An individual should choose a spot at least four metres from the trail, make a hole about 15cm/6inches deep using your boot, a stick or rock, do the deed, and then kick dirt back over the hole (my favourite is to roll a rock over, do the dirty deed, and roll it back into place). If the hole is too deep the waste will never decompose and if too shallow it can be smelly in a high use area. A nice courtesy is to place two crossed sticks above your spot so someone else doesn't disturb it… Before I drop my shorts I make sure I've got the TP paper ready (a stick or stone on it if it is windy , a small zip lock open with the edge rolled back to make inserting the soiled paper easier (underneath the TP and stick…). Since the bugs usually see this as an opportunity to get at some flesh they rarely see one needs to be quick! After you wipe, just fold the paper over and stuff it into the ziplock, pull up your shorts, seal the soiled paper ziplock, stuff it back in the Toilet Kit, take a squirt of hand sanitizer and rub your hands clean, close up the Toilet kit and place it back in your pack, backfill the hole and mark it with sticks or a couple stones. Job well done!

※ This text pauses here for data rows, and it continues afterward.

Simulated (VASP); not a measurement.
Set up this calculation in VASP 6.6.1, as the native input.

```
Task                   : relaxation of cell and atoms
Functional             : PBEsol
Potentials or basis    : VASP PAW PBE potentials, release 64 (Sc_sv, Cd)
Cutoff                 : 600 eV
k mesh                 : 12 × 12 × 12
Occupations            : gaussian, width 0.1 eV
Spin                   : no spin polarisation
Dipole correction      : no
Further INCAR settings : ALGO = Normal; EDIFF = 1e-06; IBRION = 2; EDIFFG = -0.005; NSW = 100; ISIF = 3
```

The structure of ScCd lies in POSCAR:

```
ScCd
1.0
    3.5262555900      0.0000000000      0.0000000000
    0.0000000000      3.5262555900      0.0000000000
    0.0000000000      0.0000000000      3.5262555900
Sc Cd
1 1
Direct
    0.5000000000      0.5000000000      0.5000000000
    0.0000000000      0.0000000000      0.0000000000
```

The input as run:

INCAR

While camping choosing a ‘Toilet' spot can be a little more troublesome. Also, the larger the party the more complicated the issue becomes. And camping in popular areas things can great downright messy. Hopefully by that point someone has dug a community pit that everyone uses.

With groups up to four people it is not so much of an issue. Just be 100 metres from the campsite, 20 to 30 metres from any water and make sure your spot is well marked with sticks or stones. If you are at the same campsite for a few days try to use the same spot to lessen the impact on the area. Do not urinate near the campsite! The salt in your urine can be more attractive to animals than food… nothing worse than a sleepless night because someone is too lazy to walk a 100 metres.

With larger groups, 5-10+ persons, it is necessary to find and designate a camp toilet that everyone uses. It is best if there is one spot for urinating and a solid waste pit is dug. And everyone uses this spot only! A little dirt is sprinkled on top with every use. Everyone packs out their own soiled paper! Yes, I know community toilets are gross, and it's difficult to get people to cooperate, etc, but this is the best way to do it. Can you imagine what a place like Semaphore Lakes will be like if more and more people start going there! Just deal with it.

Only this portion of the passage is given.